NED2 — Pick-and-Place
=====================

The arm must grasp a 4 cm cube, lift it, and place it at a target
point. Action vector gains one extra scalar at ``action[-1]``
controlling the mors gripper. Optional ``multi_goal`` lift-then-place
curriculum.

Env IDs: ``NED2PnPSim-v0`` / ``NED2PnPGoalSim-v0`` /
``NED2PnPReal-v0`` / ``NED2PnPGoalReal-v0``.

Description
-----------

Niryo Ned2 6-DoF arm flush on the cafe-table. At reset the arm goes
to init pose, the gripper **opens**, and the cube spawns on the
table. ``is_grasped`` triggers when
``‖cube − ee‖ < grasp_dist_thresh`` AND
``mors_1_pos < grasp_finger_thresh``.

Action Space
------------

**Joint mode** (default). Box(7,):

* Indices 0–5: 6-joint arm command (same as :doc:`reach`).
* Index 6: gripper command (absolute ``mors_1`` position) ∈
  [-0.01, +0.01] m. On sim, the trajectory is published directly to
  ``gazebo_tool_commander`` with both mors mirrored. On real, the
  scalar is thresholded to a binary
  ``niryo_robot_tools_commander`` "open"/"close" action.

**EE mode** (``ee_action_type=True``). Box(4,) — Δ EE position +
gripper command.

Observation Space
-----------------

**Standard env.** Box. Extends push obs with ``is_grasped`` (1 dim,
0/1 float).

**Goal env.** Dict. ``desired_goal`` = Box(3,) with z up to lift
height. ``achieved_goal`` = cube XYZ.

Rewards
-------

**Sparse**: ``0.0`` if ``‖cube − pnp_goal‖ < reach_tolerance`` else
``-1.0``.

**Dense** with ``multi_goal=True`` and grasp shaping:

.. code-block:: text

   reward = -multiplier_dist_reward * ‖cube − current_goal‖
          + grasp_bonus if is_grasped
          + reached_goal_reward if ‖cube − pnp_goal‖ < reach_tolerance
          + step_reward + (joint/none/goal-space penalties)

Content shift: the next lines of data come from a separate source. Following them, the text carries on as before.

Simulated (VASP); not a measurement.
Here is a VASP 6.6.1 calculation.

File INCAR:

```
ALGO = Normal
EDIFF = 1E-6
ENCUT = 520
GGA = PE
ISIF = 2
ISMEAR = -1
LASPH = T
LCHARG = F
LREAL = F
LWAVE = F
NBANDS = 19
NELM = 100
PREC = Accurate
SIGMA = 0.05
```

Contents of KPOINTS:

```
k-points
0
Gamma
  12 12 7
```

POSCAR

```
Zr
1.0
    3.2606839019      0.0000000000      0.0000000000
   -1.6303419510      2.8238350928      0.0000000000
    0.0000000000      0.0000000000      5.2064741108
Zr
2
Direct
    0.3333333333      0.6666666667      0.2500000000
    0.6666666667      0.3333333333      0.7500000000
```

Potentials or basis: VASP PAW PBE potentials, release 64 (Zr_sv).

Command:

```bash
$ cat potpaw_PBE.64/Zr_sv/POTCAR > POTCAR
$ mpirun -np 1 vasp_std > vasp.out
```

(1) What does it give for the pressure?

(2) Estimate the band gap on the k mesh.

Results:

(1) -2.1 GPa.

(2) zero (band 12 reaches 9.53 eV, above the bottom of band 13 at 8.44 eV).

Defaults from ``config/ned2_pnp_task_config.yaml``:
``grasp_dist_thresh=0.05``, ``grasp_finger_thresh = 0.0`` (m —
**placeholder; calibrate empirically before relying on
``is_grasped``**), ``lift_height=0.15``.

.. code-block:: python

   env = gym.make("NED2PnPSim-v0", reward_type="Dense", multi_goal=True)
   env = gym.make("NED2PnPGoalSim-v0", reward_type="Sparse", multi_goal=True)

Starting State
--------------

Joint pose: URDF zero. Gripper **open**
(``init_open_gripper = [0.01, 0.01]`` m).

**Cube spawn.** 4 cm red cube at default
``cube_init_pos = [0.25, 0.0, 0.015]`` in base frame. Note: sim env
has ``[0.180, 0.000, 0.015]`` hardcoded fallback —
**inconsistent with YAML**; align before relying on the static
spawn.

**Goal sampling.** ``pnp_goal`` ∈ Box(3,) from
``position_goal_min/max``. With ``multi_goal=True``,
``intermediate_goal = cube_init + [0, 0, 0.15]``.

Episode End
-----------

**Truncation.** ``max_episode_steps`` (default 100). Real env on
stale ``/ned2/joint_states``.

**Termination.** ``‖cube − pnp_goal‖ < reach_tolerance`` (sparse
only).

Arguments
---------

Inherits :doc:`reach` and :doc:`push` kwargs plus pnp-specific:

* ``multi_goal`` (bool, default True) — lift-then-place curriculum.
* ``lift_height`` (float, default 0.15 m) — vertical offset of
  ``intermediate_goal`` above cube spawn.
* ``use_wrist_camera`` (bool, default False) — opt-in Niryo wrist
  camera subscriber for close-up perception.

Version History
---------------

* ``v0`` — first release (``rl_environments`` v0.1.0).
  ``grasp_finger_thresh = 0.0`` is a placeholder — measure the
  closed mors position on the actual hardware and update the YAML
  before relying on ``is_grasped`` in real training.